HARTFORD, Conn. (CBSNewYork/AP) -- With a new trial ordered for Michael Skakel, a defense lawyer for the Kennedy cousin serving time in the 1975 slaying of a neighbor said he will seek his release from prison on bond.

Skakel's conviction was set aside Wednesday by Connecticut judge Thomas Bishop, who ruled that Skakel's trial attorney failed to adequately represent him when he was found guilty in 2002.

Bridgeport State's Attorney John Smriga said prosecutors will appeal the decision.

Michael Skakel, Kennedy Cousin, To Seek Release On Bond

Skakel's current attorney, Hubert Santos, file Skakel's bail application Thursday afternoon in Superior Court in Vernon, Conn., CBS 2's Lou Young reported. If a judge approves it, Skakel could then post bond and be released from prison.

"We're very, very thrilled,'' Santos said. "I always felt that Michael was innocent.''

Skakel's attorneys said their client's family is ready to post as much as $500,000 in cash to secure his release.

Link: Read the judge's ruling

Skakel argued that his trial attorney, Michael Sherman, was negligent in defending him when he was convicted in the golf club bludgeoning of Martha Moxley when they were 15 years old in Greenwich.

Prosecutors contended Sherman's efforts far exceeded standards and that the verdict was based on compelling evidence against Skakel.

John Moxley, the victim's brother, said the ruling took him and his family by surprise and they hope the state wins an appeal.

"Having been in the courtroom during the trial, there were a lot of things that Mickey Sherman did very cleverly,'' Moxley said. "But the evidence was against him. And when the evidence is against you, there's almost nothing you can do.''

Skakel's cousin Robert F. Kennedy Jr. has always maintained that Skakel was not present at the scene of the crime.

"My cousin Michael Skakel, who is innocent of this crime and who was 11 miles away with five eyewitnesses," Kennedy said. "And Mickey Sherman failed to turn up and that's what was right in front of him, and that's why the judge said he was reversing this."

In his ruling, the judge wrote that defense in such a case requires attention to detail, an energetic investigation and a coherent plan of defense.

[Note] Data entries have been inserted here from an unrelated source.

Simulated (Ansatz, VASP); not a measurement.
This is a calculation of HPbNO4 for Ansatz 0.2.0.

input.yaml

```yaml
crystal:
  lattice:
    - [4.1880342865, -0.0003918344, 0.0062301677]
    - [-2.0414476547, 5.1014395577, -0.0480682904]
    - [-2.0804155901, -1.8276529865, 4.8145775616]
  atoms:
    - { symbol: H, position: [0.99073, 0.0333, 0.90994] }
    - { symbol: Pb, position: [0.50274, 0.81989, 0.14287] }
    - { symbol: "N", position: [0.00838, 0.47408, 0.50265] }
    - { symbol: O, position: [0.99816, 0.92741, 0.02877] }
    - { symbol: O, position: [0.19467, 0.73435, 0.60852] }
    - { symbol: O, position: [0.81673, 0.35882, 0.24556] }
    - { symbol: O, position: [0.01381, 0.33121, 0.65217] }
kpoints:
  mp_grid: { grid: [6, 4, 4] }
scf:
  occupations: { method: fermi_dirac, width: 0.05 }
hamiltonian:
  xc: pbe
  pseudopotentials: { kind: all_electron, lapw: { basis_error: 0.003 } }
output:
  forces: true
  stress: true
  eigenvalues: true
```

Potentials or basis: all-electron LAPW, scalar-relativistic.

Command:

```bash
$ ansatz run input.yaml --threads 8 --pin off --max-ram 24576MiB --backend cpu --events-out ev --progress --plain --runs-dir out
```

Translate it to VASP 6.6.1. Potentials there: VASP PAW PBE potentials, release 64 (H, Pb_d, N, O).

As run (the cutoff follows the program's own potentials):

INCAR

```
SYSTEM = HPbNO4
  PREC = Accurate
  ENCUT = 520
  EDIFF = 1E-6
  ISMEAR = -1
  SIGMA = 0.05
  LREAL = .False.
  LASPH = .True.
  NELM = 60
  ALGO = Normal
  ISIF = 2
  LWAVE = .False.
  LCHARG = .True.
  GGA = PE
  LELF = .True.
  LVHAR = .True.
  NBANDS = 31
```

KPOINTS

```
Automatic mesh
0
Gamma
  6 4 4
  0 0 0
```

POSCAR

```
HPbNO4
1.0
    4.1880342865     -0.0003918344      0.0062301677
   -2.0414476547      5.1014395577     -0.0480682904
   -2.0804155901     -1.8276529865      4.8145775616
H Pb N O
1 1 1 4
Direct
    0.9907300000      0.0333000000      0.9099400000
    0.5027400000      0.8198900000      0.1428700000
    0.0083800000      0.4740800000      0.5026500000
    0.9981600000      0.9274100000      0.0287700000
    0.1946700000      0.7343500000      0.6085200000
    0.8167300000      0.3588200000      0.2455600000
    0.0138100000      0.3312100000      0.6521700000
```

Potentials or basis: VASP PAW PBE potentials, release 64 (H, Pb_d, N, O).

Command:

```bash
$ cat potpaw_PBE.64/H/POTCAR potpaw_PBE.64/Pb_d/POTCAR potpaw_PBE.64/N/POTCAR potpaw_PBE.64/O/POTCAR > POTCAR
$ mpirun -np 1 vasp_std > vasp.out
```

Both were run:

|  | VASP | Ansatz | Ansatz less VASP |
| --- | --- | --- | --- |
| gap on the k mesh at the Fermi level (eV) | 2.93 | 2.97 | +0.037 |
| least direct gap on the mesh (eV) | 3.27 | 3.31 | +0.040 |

"Trial counsel's failures in each of these areas of representation were significant and, ultimately, fatal to a constitutionally adequate defense,'' Bishop wrote. "As a consequence of trial counsel's failures as stated, the state procured a judgment of conviction that lacks reliability.''

Among other issues, the judge wrote that the defense could have focused more on Skakel's brother, Thomas, who was an early suspect in the case because he was the last person seen with Martha Moxley.

Had Sherman done so, "there is a reasonable probability that the outcome of the trial would have been different,'' the judge wrote.

During a state trial in April on the appeal, Skakel took the stand and blasted Sherman's handling of the case, portraying him as an overly confident lawyer having fun and basking in the limelight while making fundamental mistakes from poor jury picks to failing to track down key witnesses.

"He led me to believe these people were coming to testify on my behalf," Skakel said.

Sherman has said he did all he could to prevent Skakel's conviction and denied he was distracted by media attention in the high-profile case.

Prosecutors said Sherman spent thousands of hours preparing the defense, challenged the state on large and small legal
issues, consulted experts and was assisted by some of the state's top lawyers.

Sherman attacked the state's evidence, presented an alibi and pointed the finger at an earlier suspect, prosecutors said.

"This strategy failed not because of any fault of Sherman's, but because of the strength of the state's case,'' prosecutor Susann Gill wrote in court papers.

Skakel, who maintains his innocence, was denied parole last year and was told he would not be eligible again to be considered for release for five years.

Moxley's mothe, Dorothy, said the ruling has not shaken her belief in Skakel's guilt.

"I do believe Michael Skakel killed my daughter," she said. "I don't believe there's any doubt in that. He convicted himself practically."

William Dunlap, a law professor at Quinnipiac University who has followed the case for decades, said Skakel was just about out of legal options.

"I think this was his last chance to avoid spending the next 10 years or so in prison," Dunlap told Young.

Dunlap said Skakel's chances of acquittal increase with the passage of time.

"It's going to be a real problem, I think, for the prosecution," he said. "I mean, people were saying at the original trial back in 2002 that this is really hard for the prosecution 25, 27 years after the event. Now it's another 10 years, and witnesses disappear, memories fade."